The first release of the CGR games database

Discussion of anything and everything relating to chess playing software and machines.

Moderators: hgm, Rebel, chrisw

User avatar
MikeB
Posts: 4889
Joined: Thu Mar 09, 2006 6:34 am
Location: Pen Argyl, Pennsylvania

Re: The first release of the CGR games database

Post by MikeB »

jdart wrote:A few comments: I am sure this took a lot of effort and contributing it to the public is a fine idea. But there are some issues:

1. I generally don't use computer match games played without book or with a limited-depth book. CCRL for example uses a limited book - the lines change from time to time but the same lines are repeated many times. They are not necessarily the best opening moves. Also many engines will play a suboptimal move in the first few moves out of book.

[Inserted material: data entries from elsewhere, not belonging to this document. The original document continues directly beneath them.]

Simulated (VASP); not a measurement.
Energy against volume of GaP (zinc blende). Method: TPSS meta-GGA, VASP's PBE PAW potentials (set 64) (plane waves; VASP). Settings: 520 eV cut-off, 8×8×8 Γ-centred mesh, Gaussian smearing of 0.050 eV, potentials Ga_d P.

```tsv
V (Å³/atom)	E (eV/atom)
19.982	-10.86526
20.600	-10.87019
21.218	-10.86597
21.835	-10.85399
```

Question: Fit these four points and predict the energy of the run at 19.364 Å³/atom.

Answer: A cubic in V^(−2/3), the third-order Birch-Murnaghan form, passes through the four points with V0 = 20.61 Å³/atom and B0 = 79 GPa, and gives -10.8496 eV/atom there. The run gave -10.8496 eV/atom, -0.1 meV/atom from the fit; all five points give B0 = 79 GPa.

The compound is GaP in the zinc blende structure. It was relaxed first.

2. Quite a few games, especially correspondence games and those on Playchess, are lost by forfeit, so they have a result but that result is not a good guide to how well the players were doing when the game was terminated. For example, White might have been winning but overstepped the time limit and lost. I have a filter program that will weed these games out, since my book building program considers game results.

3. I mostly don't use blitz games due to the higher rate of errors in blitz play. I even don't use computer blitz games, although there is less reason to avoid those now since with today's search speeds, engines are reaching quite high depths even in blitz. Still I started weeding them out when engines were much slower.

4. While there are a lot of free game collections by human players available on the Internet, the quality of these is often low. The games themselves sometimes have errors, but the metadata (Event/Site/Date/Round) very frequently is wrong/incomplete or has things like round in the Site tag. I think some of these were pirated from Chessbase in the early days and auto-converted out of their format by buggy software. TWIC though is a very good source and doesn't have these issues.

--Jon
+1 Jon is right on the mark with all of his comments. You really do not want to use CCRL games for building a quality book. There's a python script on Github (Ted Wong) that will auto download all of the TWIC back issues with a little tweaking to a around issue ~1120. For a modest fee, Mark Crowther will let you donate to TWIC and provide issues 1 through 1120. Very worthwhile for book building for a very modest investment and it help keeps TWIC going

http://theweekinchess.com

https://github.com/student-t/BuildPGN

https://github.com/robwheeler/WYCC2015

Edit: Might have gotten Ted's script mixed up with somebody's else, so I added the 3rd link - they all can come in handy.